CFS Talk: Daniela Berghahn, Far-flung Families in Diasporic European Cinema
Tue 2nd April 2013 17:15 to 19:00
Daniela Berghahn
In the age of globalisation, diasporic and other types of transnational family are increasingly represented on film, yet they have been neglected in film studies. This paper emerges from Daniela Berghahn's ongoing research on the topic. She sees the preponderance of family narratives as related to the family's dual function as a prime site of identity formation and as a trope of belonging. As cinema tends to depict social conflicts and historical transitions indirectly through affective relations in the family, the diasporic family on screen crystallises the emotionally ambivalent response to growing family diversity in western societies. Constructed as Other on account of their ethnicity, language and religion, diasporic families are perceived as a threat to the social cohesion of western host societies. At the same time they often embody a nostalgic longing for the traditional family, imagined in terms of extended kinship ties and superior family values.
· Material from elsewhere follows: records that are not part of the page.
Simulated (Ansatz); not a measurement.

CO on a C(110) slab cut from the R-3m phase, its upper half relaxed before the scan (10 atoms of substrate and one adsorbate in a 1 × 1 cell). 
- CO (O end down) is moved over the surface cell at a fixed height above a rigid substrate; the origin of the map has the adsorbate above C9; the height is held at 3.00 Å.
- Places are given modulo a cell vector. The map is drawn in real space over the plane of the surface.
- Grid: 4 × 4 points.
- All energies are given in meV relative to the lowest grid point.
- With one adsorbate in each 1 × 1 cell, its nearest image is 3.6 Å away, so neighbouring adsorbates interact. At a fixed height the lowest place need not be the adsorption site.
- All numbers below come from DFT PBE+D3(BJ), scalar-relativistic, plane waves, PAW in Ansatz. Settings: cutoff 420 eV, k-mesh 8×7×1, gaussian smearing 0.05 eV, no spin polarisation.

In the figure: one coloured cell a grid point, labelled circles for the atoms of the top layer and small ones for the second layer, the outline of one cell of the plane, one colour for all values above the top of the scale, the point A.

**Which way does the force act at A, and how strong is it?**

Daniela Berghahn is Professor of Film Studies in the Media Arts Department at Royal Holloway, University of London. She is the author of Raumdarstellung im englischen Roman der Moderne (1989) and Hollywood Behind the Wall: The Cinema of East Germany (2005). Her co-edited books include Unity and Diversity in the New Europe (2000) and Millennial Essays on Film and Other German Studies (2002). She led an AHRC-funded international Research Network on 'Migrant and Diasporic Cinema in Contemporary Europe' (www.migrantcinema.net), the findings of which were published in the anthology European Cinema in Motion: Migrant and Diasporic Film in Contemporary Europe (with Claudia Sternberg, 2010) and in a special issue of New Cinemas, 'Turkish German Dialogues on Screen' (2009). She was awarded an AHRC Research Fellowship for a project on The Diasporic Family in Cinema, the main output of which is a monograph entitled Far-flung Families in Film (forthcoming with Edinburgh University Press, 2013).